I’ve always thought friends are important. If I didn’t, I wouldn’t (at age 43) still declare a friend from 7th grade and my college Little Sis as my BFFs. Friends are especially important when you feel like you’re going crazy from all the chaos and drama in your life and you just want to feel normal. I am blessed to have two good friends who balance out my crazy – Jenn and Lindy.
Just because of our schedules and kids (13 between the three of us) lunch plans are frequently rescheduled (today’s lunch took three tries? I think?) but when we all sit down, sans children, it gives us a chance to reconnect, catch up and laugh. Oh, do we ever laugh. Sometimes at the most inappropriate things, but that’s how we roll.
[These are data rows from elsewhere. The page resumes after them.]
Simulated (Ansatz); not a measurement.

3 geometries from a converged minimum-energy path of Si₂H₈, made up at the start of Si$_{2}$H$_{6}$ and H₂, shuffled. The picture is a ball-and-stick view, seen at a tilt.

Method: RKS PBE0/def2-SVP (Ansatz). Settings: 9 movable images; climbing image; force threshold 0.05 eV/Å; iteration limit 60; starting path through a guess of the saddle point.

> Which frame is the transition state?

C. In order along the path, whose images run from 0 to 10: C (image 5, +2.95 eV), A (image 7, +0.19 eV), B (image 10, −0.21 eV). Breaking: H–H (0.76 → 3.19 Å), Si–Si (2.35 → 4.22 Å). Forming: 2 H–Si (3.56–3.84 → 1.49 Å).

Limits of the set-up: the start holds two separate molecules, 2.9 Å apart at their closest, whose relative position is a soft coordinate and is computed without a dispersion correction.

Today’s lunch was a lovely Panera offering of soups and sandwiches, which also included topics ranging from two kids hoping to make student council at school; the often-inappropriate things that pop out of teen boys’mouths; school field trips; family drama; teenagers and their nonchalant views on how the world really works; kids’ challenges and disappointments; antics from overly-dramatic children; catching up on what’s going on with mutual friends… the list goes on.
During our conversation, we realized how funny it is that we find ourselves laughing at things that might have most parents stunned speechless or paralyzed with shock. Are we bad moms? Most definitely not. Is that how we maintain our sanity? Most definitely so. We are smart, strong women, helping raise 13 children to be good, responsible young adults – the kind of children you eventually feel pretty good about letting loose on the world. Juggling work and family life can be tricky, and is almost always chaotic. But we do it. Every day. Every week. Every month, and so on. And we do this with in partnership with three pretty great husbands, too.
So, while this post is a shout-out to two wonderful friends laced with my thanks for a.) being my friends, and b.) making my crazy life feel normal… I probably have to explain the title of this post. It ties into the “two kids hoping to make student council at school,” reference. Apparently, at Jenn’s daughters’ school, the parents of kids who make it onto student council find themselves automatically scheduled to go to the school and pop popcorn. (Which I completely forgot to ask why, but that can be addressed at our next lunch.) It was a statement that made us laugh, because … seriously?! The school tells you when you have to come in and help? Oy vey. As if schedules and calendars aren’t already filled to the brim...I can’t even begin to imagine my own response if I received a note like that.
My response just might be classified as an “inappropriate thing that might pop out of teen boys’ mouths.”